The particular tour my husband and I went on was https://www.365tickets.ie/normandy-landing-beaches#guided-tour-landing-beaches
As for the history itself for each attraction, I will try to keep it brief since an entire essay could be written for each.
1. Caen Memorial
The Caen Memorial was the first stop on the tour. The Memorial is Caen’s Center of History and Peace, allowing visitors the opportunity to learn about WW2, the build-up to the War, and how the area of Normandy was impacted. It also covers life under occupation for France, what the average life was like for citizens and the treatment of the Jews.
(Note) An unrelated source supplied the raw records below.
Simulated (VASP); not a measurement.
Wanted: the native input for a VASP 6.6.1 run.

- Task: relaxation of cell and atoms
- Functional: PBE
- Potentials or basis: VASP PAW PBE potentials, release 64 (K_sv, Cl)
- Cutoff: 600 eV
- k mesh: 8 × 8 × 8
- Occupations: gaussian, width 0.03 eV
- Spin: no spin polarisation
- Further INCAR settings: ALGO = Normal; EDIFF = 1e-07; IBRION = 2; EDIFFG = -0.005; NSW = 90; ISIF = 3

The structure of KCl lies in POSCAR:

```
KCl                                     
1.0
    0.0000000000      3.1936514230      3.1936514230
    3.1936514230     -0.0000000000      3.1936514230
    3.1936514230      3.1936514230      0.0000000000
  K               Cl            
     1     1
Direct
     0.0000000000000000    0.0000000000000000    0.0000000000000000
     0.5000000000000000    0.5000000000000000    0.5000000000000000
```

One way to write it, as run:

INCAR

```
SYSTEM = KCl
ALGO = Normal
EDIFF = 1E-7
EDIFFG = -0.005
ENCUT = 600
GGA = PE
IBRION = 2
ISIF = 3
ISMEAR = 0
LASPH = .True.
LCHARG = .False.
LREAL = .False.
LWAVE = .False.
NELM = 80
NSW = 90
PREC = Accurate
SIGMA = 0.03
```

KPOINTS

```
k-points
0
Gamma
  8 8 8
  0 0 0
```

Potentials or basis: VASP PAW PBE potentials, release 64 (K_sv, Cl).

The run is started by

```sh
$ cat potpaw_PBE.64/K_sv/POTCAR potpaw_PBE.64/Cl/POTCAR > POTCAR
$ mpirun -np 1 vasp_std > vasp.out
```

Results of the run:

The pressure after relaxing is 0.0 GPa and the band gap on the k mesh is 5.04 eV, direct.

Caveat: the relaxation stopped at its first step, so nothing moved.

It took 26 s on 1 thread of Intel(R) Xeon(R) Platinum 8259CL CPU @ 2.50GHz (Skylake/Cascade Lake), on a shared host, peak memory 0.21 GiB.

Caen itself was affected by the War by being bombed and German occupation. It was on 6th June 1944 when the Allied Forces planned to liberate the City of Caen from German occupation and gain the strategic advantage of Caen, being an essential road hub in the area. Caen suffered heavy bombardments and fighting but 6 weeks later was liberated by the Allied Forces. There were many lives lost, 30,000 Ango-Canadian soldiers along with 3,000 civilians, with 80% of the town destroyed.
The Museum in Caen is fascinating. All of the information boards are highly detailed, with hundreds of photographs, thousands of artifacts including weapons, uniforms, equipment, and vehicles. For me, seeing the objects from the War was the most remarkable. There is also a section of the museum that contains an underground bunker through which you can walk to view more displays.
I felt a remarkable sense of sadness while leaving the memorial for all the lives impacted by the War. I also felt enormous gratitude for the peace we are living in, and the men and women who fought for it.
2. Pointe du Hoc
Pointe du Hoc is situated halfway between Omaha Beach and Utah beach, with a point of land jutting out into the sea with cliffs as high as 30.5m. For the German Forces, defence of Pointe du Hoc was critical in their plan, given the elevated advantage. The cliffs had six French-made 155 mm howitzers which could fire as far as 25km, defending both the beaches of Omaha and Utah.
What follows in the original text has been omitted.